In Music, Half Of Seven Is…?

Historically, music theory has been divided into two major groups, Eastern and Western.  I don’t mean Country Western.  The term refers to the music theory that came from Western Europe as opposed to Eastern Europe and Asia.  One of the main differences is that Western music is composed of scales/key signatures that contain seven notes.  The seven letters of the musical alphabet are A, B, C, D, E, F and G.  Each one can be sharped, flatted or remain natural.  However, a particular key signature will consist of only one type of each letter which results in a scale of seven pitches. 

The existence of the seven pitch scale causes me to raise the question, “How does one musically divide seven in half?”  Music has many mathematical components, and this one creates an interesting occurrence within the element of harmony.  There is no interval (harmonic distance) between the major third and the perfect fourth, so there is no musical way to represent the interval of three and a half. 
Why is the bisect point of the musical alphabet even important?  This distance can be used as the building block for chords.  Since an interval of 3.5 does not exist in Western Music we are forced to build harmonies by stacking either thirds or fourths.   In the popular forms of modern day music this creates two different styles/characters of harmony. 

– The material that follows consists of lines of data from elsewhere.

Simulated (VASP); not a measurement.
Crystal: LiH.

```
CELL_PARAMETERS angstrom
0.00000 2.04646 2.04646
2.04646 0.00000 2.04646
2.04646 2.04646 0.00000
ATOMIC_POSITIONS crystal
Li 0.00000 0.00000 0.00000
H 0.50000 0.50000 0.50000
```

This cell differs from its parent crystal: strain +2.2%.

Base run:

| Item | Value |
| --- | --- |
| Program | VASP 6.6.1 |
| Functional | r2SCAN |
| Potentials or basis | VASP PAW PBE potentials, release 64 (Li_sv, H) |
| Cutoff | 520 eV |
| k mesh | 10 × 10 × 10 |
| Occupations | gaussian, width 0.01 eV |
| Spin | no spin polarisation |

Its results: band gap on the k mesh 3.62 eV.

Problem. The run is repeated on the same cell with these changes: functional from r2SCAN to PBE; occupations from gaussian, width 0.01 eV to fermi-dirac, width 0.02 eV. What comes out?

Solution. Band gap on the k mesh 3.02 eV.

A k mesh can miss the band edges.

Trishal harmony (built off of thirds) has a more straight and tight sound.  All simple triads (three note chords) are built from the first, third and fifth scale degrees.  These types of chords create the characteristic sound of most rock and pop music.  If you invert the order of the pitches, you have a triad that consists of one fourth and one third (a mixture of the two intervals).  However, when you are limited to these three pitches (1st, 3rd and 5th) it is impossible to create a chord (in a close voicing) that consists of all fourths.  Even basic seventh chords (adding the 7th as an additional pitch) cannot be voiced as pure stacks of fourths.    

Quartal harmony (built off of fourths) has a more lose and opened sound.  The only way to achieve pure quartal harmony is to build chords consisting of more pitches.  Seventh chords are also stacked in thirds within their root position.  The extra pitch does allow us to create additions combinations of thirds and fourths within the harmonic intervals.  As you add additional pitches to the harmony (color tones and upper extensions) you finally achieve the ability to construct cords built only of fourths. 


These seventh chords with additional pitches are characteristic of the sound of jazz, blues, gospel and r&b music.  So, it can be said that the more fourths are used to build the chords of a particular type of music the more the characteristic sound of that music leans towards jazz.  In addition, the more thirds are used the more the characteristic sound leans towards rock or pop.  I find it interesting that this inability to evenly split the seven note scale causes a split in modern musical styles.